“Yesterday on our show, I misspoke,” Whoopi Goldberg announced on The View. “I said something that I feel a responsibility for not leaving unexamined, because my words upset so many people, which was never my intention.”
As is by now widely known, this apology came after the comedian and actor argued with her co-hosts that the Nazis and Jews were “two white groups of people” and therefore the Holocaust was “not about race.” On the Stephen Colbert show, she claimed “you can’t call this racism” because it “wasn’t based on the skin” so “you couldn’t tell who was Jewish.” She even added, “This was about white on white.”
As shocking as that comment might sound, the young writer Hilary Miller recently told me that in too many corners of the academy, the Holocaust is dismissed as “white on white crime.”

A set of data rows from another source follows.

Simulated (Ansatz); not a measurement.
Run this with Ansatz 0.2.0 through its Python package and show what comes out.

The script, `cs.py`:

On Twitter, Jonathan Greenblatt, director of the Anti-Defamation League (ADL), responded, “No @WhoopiGoldberg, the #Holocaust was about the Nazi’s systematic annihilation of the Jewish people – who they deemed to be an inferior race. They dehumanized them and used this racist propaganda to justify slaughtering 6 million Jews. Holocaust distortion is dangerous. #ENOUGH.”
However, Goldberg’s ill-conceived comments were actually completely consistent with the ADL’s recent and equally ill-conceived definition of racism.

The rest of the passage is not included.